Glass Hopping: Observational Bridge Navigation

"The bead connects. The bridge directs. The hop observes."

Overview

Glass Hopping synthesizes three skills into one:

Skill	Contribution	Type-Theoretic Role
glass-bead-game	Conceptual connections (beads)	Objects in frame
world-hopping	Possibility navigation (hops)	Morphisms between worlds
ordered-locale	Directional structure (≪)	Bridge types

The key insight: World hops are bridge types in an ordered locale.
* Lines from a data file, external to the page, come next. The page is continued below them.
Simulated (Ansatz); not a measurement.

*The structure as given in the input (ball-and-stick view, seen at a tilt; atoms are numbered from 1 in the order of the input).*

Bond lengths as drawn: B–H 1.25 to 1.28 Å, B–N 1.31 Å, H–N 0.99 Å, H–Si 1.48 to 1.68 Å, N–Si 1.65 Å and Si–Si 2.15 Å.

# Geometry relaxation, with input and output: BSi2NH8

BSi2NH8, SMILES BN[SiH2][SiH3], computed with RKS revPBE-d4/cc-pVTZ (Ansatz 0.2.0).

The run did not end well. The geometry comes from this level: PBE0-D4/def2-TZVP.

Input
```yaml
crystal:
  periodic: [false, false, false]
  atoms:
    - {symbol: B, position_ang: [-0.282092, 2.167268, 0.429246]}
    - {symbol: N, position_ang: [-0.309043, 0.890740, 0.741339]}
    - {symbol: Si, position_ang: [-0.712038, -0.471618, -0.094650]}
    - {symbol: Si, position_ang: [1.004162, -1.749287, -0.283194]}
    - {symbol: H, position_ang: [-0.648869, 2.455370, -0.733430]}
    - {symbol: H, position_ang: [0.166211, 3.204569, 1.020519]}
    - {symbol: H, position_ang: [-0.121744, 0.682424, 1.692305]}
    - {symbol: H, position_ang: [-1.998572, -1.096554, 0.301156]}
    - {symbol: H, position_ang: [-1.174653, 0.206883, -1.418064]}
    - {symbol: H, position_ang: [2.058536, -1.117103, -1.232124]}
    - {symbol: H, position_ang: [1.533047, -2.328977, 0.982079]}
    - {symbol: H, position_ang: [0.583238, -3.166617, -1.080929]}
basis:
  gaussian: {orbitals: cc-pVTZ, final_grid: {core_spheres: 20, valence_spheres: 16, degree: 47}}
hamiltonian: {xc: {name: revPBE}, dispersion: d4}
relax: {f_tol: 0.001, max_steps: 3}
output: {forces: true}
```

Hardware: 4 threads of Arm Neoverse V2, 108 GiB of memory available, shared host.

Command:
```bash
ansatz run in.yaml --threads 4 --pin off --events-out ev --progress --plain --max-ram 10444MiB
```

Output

Bead₁ ────Bridge(B₁, B₂)────→ Bead₂
  │                              │
  ↓ observational               ↓
World₁ ←────U ≪ V────→ World₂

Core Concepts

Observational Bridge = Hop

A hop from world W₁ to W₂ is an observational bridge type:

def Hop (W₁ W₂ : World) : Type := Bridge W₁ W₂

The bridge is:

• Directed: W₁ ≪ W₂ (not symmetric like HoTT paths)
• Observational: Equality up to observable behavior
• Verifiable: Type-checked by Narya

Glass Beads as Opens

Each bead corresponds to an open in the ordered locale:

class GlassBead:
    domain: str          # mathematics, music, philosophy
    concept: str         # The conceptual content
    open_set: FrozenSet  # Points in the locale where bead is "active"
    trit: int            # GF(3) polarity: -1, 0, +1

The frame of opens forms a complete Heyting algebra:

• Meet (∧): Bead intersection (shared concepts)
• Join (∨): Bead union (combined concepts)
• Implication (→): Bead entailment

Triangle Inequality via ≪ Order

The Badiou triangle inequality is automatically satisfied by the ≪ order:

If U ≪ V and V ≪ W, then U ≪ W (transitivity)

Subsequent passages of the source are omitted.